Both the poets concentrated mainly on the marsiya and their work became fully integrated into the tradition of classical Urdu poetry so that one cannot imagine one without the other. Here I will dwell only on some aspects of their work to complete the picture. The reputation of these poets is hardly matched by the critical analysis around it. Probably any meaningful discussion is killed out by the finality in Shibli’s authoritative Mawazna-i-Anees-o-Dabeer, which fixes the two in an ever-warring pair while tipping the scales against Dabeer almost as if the mawazina (comparison) was nothing but a munazira (debate).
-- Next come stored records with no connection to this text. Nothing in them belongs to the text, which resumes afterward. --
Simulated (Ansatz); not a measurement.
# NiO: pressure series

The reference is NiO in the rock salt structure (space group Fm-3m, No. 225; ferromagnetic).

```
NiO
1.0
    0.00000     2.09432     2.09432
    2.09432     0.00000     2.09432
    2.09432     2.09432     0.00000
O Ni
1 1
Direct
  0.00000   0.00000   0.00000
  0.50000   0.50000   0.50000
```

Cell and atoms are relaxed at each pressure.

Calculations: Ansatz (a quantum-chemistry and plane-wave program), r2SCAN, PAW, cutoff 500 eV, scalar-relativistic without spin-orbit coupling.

Interestingly, new dimensions of scholarship around Dabeer are opening up now. Shifts in critical perception are an important recent development related to the marsiya. In addition to a meticulously detailed biography of Anees, the critic and scholar Naiyer Masood explored the recitation and oral renderings of soz-khwani.

Unexpected places

An interesting aspect emerges from Ali Abbas Hussaini’s Urdu Shairi Ka Difaa (A Defence of Urdu Poetry), written somewhere in the 1960s but only published now. Painstakingly listing all the objections critics have made against the marsiya, ranging from its thematic limitations to occasional reliance on legends, Hussaini responds by quoting at length without realising that many of the objections were based on a limited understanding of the Urdu poetic tradition and were made redundant by a major post-colonial shift in the critical paradigm. In his brilliant style, Intizar Husain highlights the contours of the city which emerges in Anees, a city which could have been the one in which he was writing or may well be the city where you read this. In another place he focuses on the women whom we see or hear in the marsiya, a formidable presence unlike classical conventions.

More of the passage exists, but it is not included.